The Left Handed Gun

The Left Handed Gun

Arthur Penn (1958)

Clyde Jeavons’s introduction to the BFI screening was really excellent.  He was impressively informative about the long list of actors who’ve played Billy the Kid (and Pat Garrett) on screen.  He was convincing on how the outlaw William Bonney became an iconic, even heroic figure in popular culture in the years after his death in 1881.  (Jeavons thought that the growth of popular reading matter – dime novels as well as newspapers – had a lot to do with it:  he told us how Pat Garrett, with the help of a ghost writer, had produced a book for purposes of both self-promotion, as the man who brought the Kid to justice, and telling people about Billy’s desperately rough childhood in the Irish slums of New York City.)   He was amusing and engrossing in explaining the myth of Billy the Kid’s left-handedness (a famous photograph which appears to prove this is a ‘flipped’ version of the original) and the symbolic importance of Billy’s sinister side.

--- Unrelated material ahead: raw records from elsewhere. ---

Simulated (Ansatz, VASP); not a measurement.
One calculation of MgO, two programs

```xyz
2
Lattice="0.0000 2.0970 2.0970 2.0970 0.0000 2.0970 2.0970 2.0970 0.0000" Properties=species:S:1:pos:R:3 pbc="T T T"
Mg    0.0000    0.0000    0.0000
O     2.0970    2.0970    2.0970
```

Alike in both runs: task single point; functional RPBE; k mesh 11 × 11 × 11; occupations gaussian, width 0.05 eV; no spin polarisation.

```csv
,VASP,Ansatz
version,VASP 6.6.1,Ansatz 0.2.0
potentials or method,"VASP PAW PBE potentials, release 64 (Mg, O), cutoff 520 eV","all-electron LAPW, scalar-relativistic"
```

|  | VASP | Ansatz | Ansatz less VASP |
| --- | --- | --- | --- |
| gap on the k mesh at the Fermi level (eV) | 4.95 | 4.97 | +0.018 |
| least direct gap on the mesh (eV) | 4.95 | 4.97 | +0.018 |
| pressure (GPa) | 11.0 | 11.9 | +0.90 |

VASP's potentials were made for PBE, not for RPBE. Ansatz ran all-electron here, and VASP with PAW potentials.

This was Arthur Penn’s first feature and it’s an excellent Western, well written by Leslie Stevens (from a teleplay by Gore Vidal).  The Left Handed Gun is doubly subversive in that it strips away the moral clarity of the traditional Western as well as debunking the glamorous image of Billy the Kid.  (I’m assuming that the films about him which preceded this one usually presented Billy as a romantic figure.)  At the same time, Penn preserves enough reminders of the heroic appeal of both the genre and the protagonist to maintain a strong tension and Paul Newman is the ideal actor for what the director wants to do.  Newman completely embodies the allure and charisma of the legend of Billy the Kid; he’s also able to show us the brutal confusions inside him.   There’s a fine scene early in the film, when Billy is in conversation with Tunstall (Colin Keith-Johnston), the peaceable, Bible-reading farmer who’s taken Billy under his wing.   Newman, who had an unusual ability to interpret and illuminate men of limited intelligence, is wonderful as he listens to Tunstall’s words about the religious tract he’s reading.  We can see, and we see repeatedly in The Left Handed Gun, that Billy tends to feel more than he’s able to think.  He’s miserably sensitive to his lack of education.  He tells Tunstall that he can’t read (he knows something of the Bible from his mother’s telling him stories from it); subsequently insists more than once to others that he can; finally admits that he still can’t.   Billy seduces the wife (Lita Milan) of another benign father figure, the Mexican Saval (Martin Garralaga).  It’s when Saval finds out about this that Billy seems almost to decide that he (Billy) now deserves to die.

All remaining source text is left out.